Viktor Pinchuk said he will not hand over the Nikopol Ferroalloy Plant unless Ukraine's High Court rules that its 2003 privatization was illegal. The government, citing an August ruling by Ukraine's Economic Court, claims it already has the court order it needs to retake the plant.
The standoff, which pitted Pinchuk and hundreds of supporters against riot police, followed a shareholders meeting on Aug. 30 in which new management was named.
Some of the newly elected managers are linked to Privat Bank, a minority shareholder in the factory that reportedly has the backing of Prime Minister Yulia Tymoshenko. The new shareholder meeting, however, was heavily criticized as illegal, including by the head of Ukraine's State Property Fund. Tymoshenko defended it.
The factory "is still under my full control, and any attempts to seize it will be theft of property - pure and simple," Pinchuk told The Associated Press in a phone interview from the southern city of Nikopol.
Pinchuk's supporters pleaded with police to leave, read out letters of support that they said were flooding in from across the country and handed out flowers to police. Police officials called on their forces to act professionally.
The rally was broadcast live on Pinchuk's three television networks, which repeatedly warned of an impending police storm. Interior Minister Yuriy Lutsenko warned all sides not to trigger any violence.
President Viktor Yushchenko intervened late on Sept. 1 and ordered the Cabinet and the State Property Fund to find a solution to the conflict, complaining that two business groups were fighting over a strategically important enterprise and that Tymoshenko's team had shown its inability "to secure stability and order in Nikopol."
Yushchenko insisted the state now controls the factory, but said a manager must be found who is "independent, effective and professional, not connected to either business interest."
Nikopol is a major producer of ferroalloys and serves at least 15 of the world's largest steel producers. It was a key asset in Pinchuk's Interpipe Corp.
In July, Interpipe lost control of the factory when the appeals division of Ukraine's Economic Court ruled that Nikopol's 2003 privatization was illegal, and shares must be returned to the state. Last month, that ruling was upheld. Pinchuk has appealed to Ukraine's High Court, but a hearing has not yet been set.

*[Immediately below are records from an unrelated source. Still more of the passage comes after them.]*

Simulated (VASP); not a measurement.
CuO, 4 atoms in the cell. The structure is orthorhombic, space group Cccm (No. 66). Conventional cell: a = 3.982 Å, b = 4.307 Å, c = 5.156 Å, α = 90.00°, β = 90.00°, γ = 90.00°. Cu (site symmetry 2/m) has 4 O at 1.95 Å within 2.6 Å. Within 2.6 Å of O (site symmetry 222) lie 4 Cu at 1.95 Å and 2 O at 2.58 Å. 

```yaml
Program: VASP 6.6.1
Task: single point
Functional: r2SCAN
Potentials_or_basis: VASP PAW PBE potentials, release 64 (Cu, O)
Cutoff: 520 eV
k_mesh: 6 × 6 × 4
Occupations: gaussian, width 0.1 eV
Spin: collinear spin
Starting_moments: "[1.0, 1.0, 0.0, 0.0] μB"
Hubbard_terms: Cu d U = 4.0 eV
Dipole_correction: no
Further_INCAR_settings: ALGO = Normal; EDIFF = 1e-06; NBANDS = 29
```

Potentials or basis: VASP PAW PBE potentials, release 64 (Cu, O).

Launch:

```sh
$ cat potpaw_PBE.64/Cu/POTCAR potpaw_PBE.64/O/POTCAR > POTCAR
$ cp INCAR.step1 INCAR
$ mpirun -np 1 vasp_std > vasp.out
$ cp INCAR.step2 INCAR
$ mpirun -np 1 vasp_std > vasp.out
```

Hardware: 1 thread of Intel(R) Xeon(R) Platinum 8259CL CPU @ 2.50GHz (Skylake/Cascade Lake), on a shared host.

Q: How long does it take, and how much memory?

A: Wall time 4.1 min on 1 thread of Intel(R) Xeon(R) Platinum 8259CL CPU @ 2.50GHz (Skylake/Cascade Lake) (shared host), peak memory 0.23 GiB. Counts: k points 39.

"I tell you now I am ready to accept the High Court's decision, whatever it is, but let's do this according to the law," Pinchuk said.
The billionaire tycoon, whom Forbes magazine has listed as the second wealthiest person in Ukraine, has seen his holdings suffer significantly since Yushchenko defeated his father-in-law's hand-picked presidential candidate last year. A court earlier this year stripped Pinchuk and Ukraine's richest man, Rinat Akhmetov, of their ownership of the nation's biggest steel factory, Kryvorizhstal.
Pinchuk's Interpipe bought its initial 25 percent stake in the Nikopol factory in 2003 and won the right of first offer to buy another 25 percent plus one share stake in a later auction that no other bidders were allowed to participate in. Both stakes were sold for a total of 410.5 million hryvnya ($81 million).
Pinchuk's lawyer, Serhiy Vlasenko, urged the government to wait until all legal appeals are exhausted before taking any action. Some Ukrainian media reported that Pinchuk had ordered employees of his other businesses to flood to the factory, but Pinchuk denied the charges.
"They are not here to defend my property. They are here to defend democracy, to defend their rights," he said.
Yushchenko has pledged to review the cases of dozens of enterprises suspected of being privatized under shady circumstances during Kuchma's 10-year tenure.